[Apr 07, 2026] Professor Sooyoung Cha’s Software Analysis Laboratory (SAL) Has a Paper Accepted to FSE 2026
- SKKU National Program of Excellence in Software
- Hit758
- 2026-04-14

The paper by Jaehan Yoon (Ph.D. student) from the Software Analysis Laboratory (Advisor: Sooyoung Cha) has been accepted to FSE 2026 (ACM International Conference on the Foundations of Software Engineering), the top conference in the field of software engineering. This research was conducted in collaboration with Yunji Seo (Korea University) and Professor Hakjoo Oh (Korea University), and will be presented in Montreal, Canada in July 2026.

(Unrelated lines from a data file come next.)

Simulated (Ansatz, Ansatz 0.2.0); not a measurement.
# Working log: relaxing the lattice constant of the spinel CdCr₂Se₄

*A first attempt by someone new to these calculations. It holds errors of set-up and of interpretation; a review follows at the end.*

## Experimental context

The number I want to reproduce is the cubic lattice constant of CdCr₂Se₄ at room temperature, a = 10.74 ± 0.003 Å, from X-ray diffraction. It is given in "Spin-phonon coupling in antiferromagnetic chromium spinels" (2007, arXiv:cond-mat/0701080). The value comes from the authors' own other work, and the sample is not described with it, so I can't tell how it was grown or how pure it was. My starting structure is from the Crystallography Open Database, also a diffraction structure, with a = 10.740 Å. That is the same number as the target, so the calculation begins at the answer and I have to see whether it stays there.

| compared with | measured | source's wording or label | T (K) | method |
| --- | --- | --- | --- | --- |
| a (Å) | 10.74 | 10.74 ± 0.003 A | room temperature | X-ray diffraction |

The paper, "Reducing Coverage-Equivalent Inputs in Grammar-based Fuzzing by Avoiding Recurrent Rule Sequences,” proposes a new technique to improve the performance of “Grammar-based Fuzzing,” a representative software testing methodology. The motivation of this work is that recent grammar-based fuzzing tools repeatedly generate coverage-equivalent inputs that execute the same code regions during testing. To address this issue, the paper introduces a technique that automatically identifies the causes of such coverage-equivalent inputs and generates “production rules” to prevent their regeneration. The proposed approach, RSFuzz, was integrated into state-of-the-art fuzzing tools and evaluated on 12 real-world programs with various input formats. Experimental results show that integrating RSFuzz into three fuzzing tools detects 121, 46, and 17 additional bugs, improves line coverage by 6.0%, 4.8%, and 3.0%, and reduces the generation of coverage-equivalent inputs by 23.3%, 28.7%, and 14.9%, respectively.
[Paper Information]
- Title: Reducing Coverage-Equivalent Inputs in Grammar-based Fuzzing by Avoiding Recurrent Rule Sequences
- Authors: Jaehan Yoon, Yunji Seo, Hakjoo Oh, Sooyoung Cha
- Conference: ACM International Conference on the Foundations of Software Engineering (FSE 2026)
Abstract:
We present RSFuzz, a new technique to enhance grammar-based fuzzing by reducing the generation of coverage-equivalent inputs during testing. Grammar-based fuzzers apply production rules from a given grammar (e.g., forming a derivation tree) to generate well-structured inputs for the target program. However, a key limitation is that many existing fuzzers still produce a large number of "coverage-equivalent" inputs—those that revisit already explored program paths—thereby restricting their ability to uncover new bugs and improve coverage. To address this issue, RSFuzz automatically identifies recurrent sequences of production rules that lead to coverage-equivalent inputs and prevents their reuse during fuzzing. A key challenge in practice lies in the large number of coverage-equivalent input groups, each with many inputs and corresponding derivation trees, making it difficult to identify the underlying recurrent sequences. RSFuzz tackles this challenge with a customized algorithm that iteratively groups coverage-equivalent inputs, selects promising groups, and extracts recurrent sequences by abstracting derivation trees based on accumulated data while running any grammar-based fuzzer. We integrated RSFuzz with existing random, probabilistic, and grammar-coverage based fuzzers and evaluated it on 12 real-world programs using XML, JSON, CSV, and Markdown input formats. Experimental results show that incorporating RSFuzz into the three fuzzers detects 121, 46, and 17 additional crashes with distinct stack traces, increases line coverage by 6.0%, 4.8%, and 3.0%, and reduces duplicate-coverage input generation by 23.3%, 28.7% and 14.9%, respectively, compared to their performance without RSFuzz.